Real-world examples of concurrency:
Web browsers rendering a page while downloading images and responding to scroll events
Web servers (Apache, Nginx) handling thousands of client connections with fewer threads than connections
Chat applications processing incoming messages while updating the UI
Video games rendering graphics, processing input, and playing audio in overlapping time windows
Parallelism
Parallelism means multiple tasks execute at exactly the same instant. This requires multiple CPU cores or multiple machines. A task is divided into smaller independent subtasks, and each subtask runs simultaneously on a separate processing unit.
The primary goal of parallelism is to increase throughput by doing more work per unit of time. If a task takes 10 seconds on one core, splitting it into 10 equal subtasks across 10 cores can theoretically complete in 1 second.
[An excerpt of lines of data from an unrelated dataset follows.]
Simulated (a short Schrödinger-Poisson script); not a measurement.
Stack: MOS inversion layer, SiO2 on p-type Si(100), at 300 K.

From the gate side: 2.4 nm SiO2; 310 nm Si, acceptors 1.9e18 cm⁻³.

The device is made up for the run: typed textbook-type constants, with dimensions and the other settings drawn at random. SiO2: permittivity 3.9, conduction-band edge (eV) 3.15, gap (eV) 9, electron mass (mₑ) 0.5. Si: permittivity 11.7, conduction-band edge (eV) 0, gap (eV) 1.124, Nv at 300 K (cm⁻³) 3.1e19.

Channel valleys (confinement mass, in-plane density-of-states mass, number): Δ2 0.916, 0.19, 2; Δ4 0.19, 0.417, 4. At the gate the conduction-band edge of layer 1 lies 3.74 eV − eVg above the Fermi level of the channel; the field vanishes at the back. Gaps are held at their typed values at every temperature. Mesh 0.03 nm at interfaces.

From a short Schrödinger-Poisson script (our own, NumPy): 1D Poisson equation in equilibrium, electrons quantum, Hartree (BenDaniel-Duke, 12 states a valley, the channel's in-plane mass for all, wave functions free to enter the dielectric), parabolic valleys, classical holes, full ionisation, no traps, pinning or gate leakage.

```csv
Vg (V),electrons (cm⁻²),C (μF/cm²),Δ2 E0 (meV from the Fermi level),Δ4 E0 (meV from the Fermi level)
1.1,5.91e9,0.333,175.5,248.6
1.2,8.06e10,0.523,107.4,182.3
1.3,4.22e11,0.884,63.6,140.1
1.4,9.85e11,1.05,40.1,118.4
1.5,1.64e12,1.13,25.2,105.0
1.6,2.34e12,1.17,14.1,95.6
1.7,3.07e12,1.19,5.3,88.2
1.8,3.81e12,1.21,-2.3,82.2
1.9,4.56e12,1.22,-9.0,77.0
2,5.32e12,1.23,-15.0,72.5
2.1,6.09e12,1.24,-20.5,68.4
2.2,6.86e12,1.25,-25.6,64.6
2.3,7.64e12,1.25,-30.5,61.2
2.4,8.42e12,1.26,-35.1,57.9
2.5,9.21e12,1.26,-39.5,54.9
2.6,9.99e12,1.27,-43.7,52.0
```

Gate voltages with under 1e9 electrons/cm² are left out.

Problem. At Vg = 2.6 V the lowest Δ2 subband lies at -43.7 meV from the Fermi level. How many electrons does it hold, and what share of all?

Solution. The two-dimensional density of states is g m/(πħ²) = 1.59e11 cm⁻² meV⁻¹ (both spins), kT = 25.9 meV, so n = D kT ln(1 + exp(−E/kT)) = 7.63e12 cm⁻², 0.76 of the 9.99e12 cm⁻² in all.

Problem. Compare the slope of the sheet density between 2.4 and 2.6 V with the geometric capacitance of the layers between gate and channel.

How it works: The problem is divided into independent subtasks. Each subtask is assigned to a separate core. All cores execute simultaneously. Results are combined at the end.
Java example — parallel computation using ForkJoinPool:
import java.util.concurrent.RecursiveTask;
import java.util.concurrent.ForkJoinPool;
public class ParallelismExample extends RecursiveTask<Long> {
private static final int THRESHOLD = 10_000;
private final int[] array;
private final int start;
private final int end;
public ParallelismExample(int[] array, int start, int end) {
this.array = array;
this.start = start;
this.end = end;
}
@Override
protected Long compute() {
int length = end - start;
if (length <= THRESHOLD) {
// Sequential computation for small chunks
long sum = 0;
for (int i = start; i < end; i++) {
sum += array[i];
}
return sum;
} else {
// Split and run in parallel
int mid = start + length / 2;
ParallelismExample left = new ParallelismExample(array, start, mid);
ParallelismExample right = new ParallelismExample(array, mid, end);
left.fork(); // Run left task asynchronously
long rightResult = right.compute(); // Compute right task
long leftResult = left.join(); // Wait for left task
return leftResult + rightResult;
}
}
public static void main(String[] args) {
int[] array = new int[100_000];
// Initialize array...
ForkJoinPool pool = new ForkJoinPool();
long sum = pool.invoke(new ParallelismExample(array, 0, array.length));
System.out.println(”Sum: “ + sum);
}
}Real-world examples of parallelism:
Machine learning training: datasets divided into batches, processed simultaneously across multiple GPUs
Video rendering: each frame rendered independently on a different core
Web crawlers: URL list split into chunks, fetched in parallel from multiple websites
Big data frameworks (Apache Spark): large datasets distributed across clusters for simultaneous processing
Scientific simulations: weather modeling, molecular dynamics divided across thousands of cores
The Four Combinations
A system can be concurrent, parallel, both, or neither.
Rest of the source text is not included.